Has your search for meaning in the NRL this year left you with feelings of futility, pointlessness, and the creeping realisation that this time invested would probably have been better spent searching for the colt from Old Regret?
If so, forget
the grand final today. There’s nothing in that for us. What we need is relief.
This brings
us, inevitably, to Blake Ferguson. I normally take pleasure in the psychological destruction of grown men but there is really nothing pleasurable about watching someone who is too stupid to run their own affairs fall into the ruinous hands of Sam Ayoub. It’s a total depressant.
Anyway, they
did a little piece about Blake Ferguson. The Telegraph is as we all know a
subtle and nuanced newspaper not known for its dramatic flourishes but they
seemed to be suggesting that Blake Ferguson is a culturally illiterate imbecile
unsuited to performing everyday tasks - in this case, dressing himself – unsupervised.
Before they got to the cute, though, the
article led with a bold claim that there was a turn of phrase being used with increased
frequency in Sydney conversations: “That’s so rugby league.”
Please. At
best, Joe Hildebrand made it up while he was microwaving his muffin in the tea room
or something. And let me ask you this, Joe. Are you able to enjoy a robust nocturnal social life in which you
manage not to glass, attack, insult or urinate on anyone? Yeh. I didn’t think
so.
“The expression refers to situations
where a person demonstrates an extreme lack of self-awareness or understanding
of potential consequences.”
“Think Todd Carney in a Canberra pub
without a urinal. That said, over to you Blake Ferguson.”
The item
goes on to describe the events taking place just prior to charges being laid
against Ferguson, when plans were being put in place to take him from the
Crowne Plaza in Coogee to Waverly police station. Ferguson’s only instructions,
apparently, were “dress appropriately.” But when a group of managers and
legal types arrived at the hotel to pick Ferguson up, they found him wearing a
tracksuit, rather than a suit.
Further, “Law & Order understands it was not a matching tracksuit either.”
“Arrangements were made for Ferguson
to swap attire with a dark-suit wearing manager.”

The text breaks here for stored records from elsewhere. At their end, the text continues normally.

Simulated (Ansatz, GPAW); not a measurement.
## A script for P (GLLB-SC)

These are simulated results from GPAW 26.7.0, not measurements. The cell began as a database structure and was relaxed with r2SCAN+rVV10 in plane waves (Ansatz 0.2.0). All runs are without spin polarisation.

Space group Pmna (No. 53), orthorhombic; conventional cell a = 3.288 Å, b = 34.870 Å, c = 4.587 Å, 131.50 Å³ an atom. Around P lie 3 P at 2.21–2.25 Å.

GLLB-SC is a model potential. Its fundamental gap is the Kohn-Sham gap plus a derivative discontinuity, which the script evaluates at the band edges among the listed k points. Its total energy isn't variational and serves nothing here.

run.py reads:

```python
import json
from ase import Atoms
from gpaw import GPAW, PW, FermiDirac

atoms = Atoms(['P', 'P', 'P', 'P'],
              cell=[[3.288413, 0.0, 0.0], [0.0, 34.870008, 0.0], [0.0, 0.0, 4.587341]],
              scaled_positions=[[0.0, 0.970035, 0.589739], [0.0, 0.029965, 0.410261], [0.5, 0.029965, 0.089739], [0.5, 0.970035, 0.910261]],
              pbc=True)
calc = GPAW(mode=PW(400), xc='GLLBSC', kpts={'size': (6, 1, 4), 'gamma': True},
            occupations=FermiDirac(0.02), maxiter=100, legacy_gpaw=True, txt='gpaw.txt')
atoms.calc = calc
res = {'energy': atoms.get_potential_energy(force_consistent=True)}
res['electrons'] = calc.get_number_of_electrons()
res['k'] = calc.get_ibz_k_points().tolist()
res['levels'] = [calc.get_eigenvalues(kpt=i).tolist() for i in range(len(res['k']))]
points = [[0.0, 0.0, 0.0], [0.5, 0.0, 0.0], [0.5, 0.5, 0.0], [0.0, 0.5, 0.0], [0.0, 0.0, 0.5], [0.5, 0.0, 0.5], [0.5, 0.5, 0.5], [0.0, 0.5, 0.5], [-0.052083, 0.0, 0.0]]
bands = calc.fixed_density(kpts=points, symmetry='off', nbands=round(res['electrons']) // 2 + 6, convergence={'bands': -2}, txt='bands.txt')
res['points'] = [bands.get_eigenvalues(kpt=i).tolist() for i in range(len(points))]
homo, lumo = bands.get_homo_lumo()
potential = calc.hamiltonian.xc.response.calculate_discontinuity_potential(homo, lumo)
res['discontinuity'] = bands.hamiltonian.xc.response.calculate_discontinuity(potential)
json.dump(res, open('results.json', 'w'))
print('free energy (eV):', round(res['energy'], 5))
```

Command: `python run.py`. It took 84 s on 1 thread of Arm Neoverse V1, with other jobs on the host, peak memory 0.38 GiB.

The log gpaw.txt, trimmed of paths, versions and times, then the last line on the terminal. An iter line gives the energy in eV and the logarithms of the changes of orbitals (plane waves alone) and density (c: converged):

“Some time later Ferguson was still
wearing a very white pair of socks. Law & Order contacted Ferguson’s lawyer
at the time, who said ‘As a general rule white socks should never be worn with
a suit unless you’re Michael Jackson.’”
In any event, I sympathise with Blake.. I too have been caught wearing a tracksuit in less than ideal circumstances. Like the time when I answered a knock on my door that turned out to be my estranged father who I hadn’t seen in 16 or so years. I was wearing a tracksuit then. Ugg boots, too. So rugby league.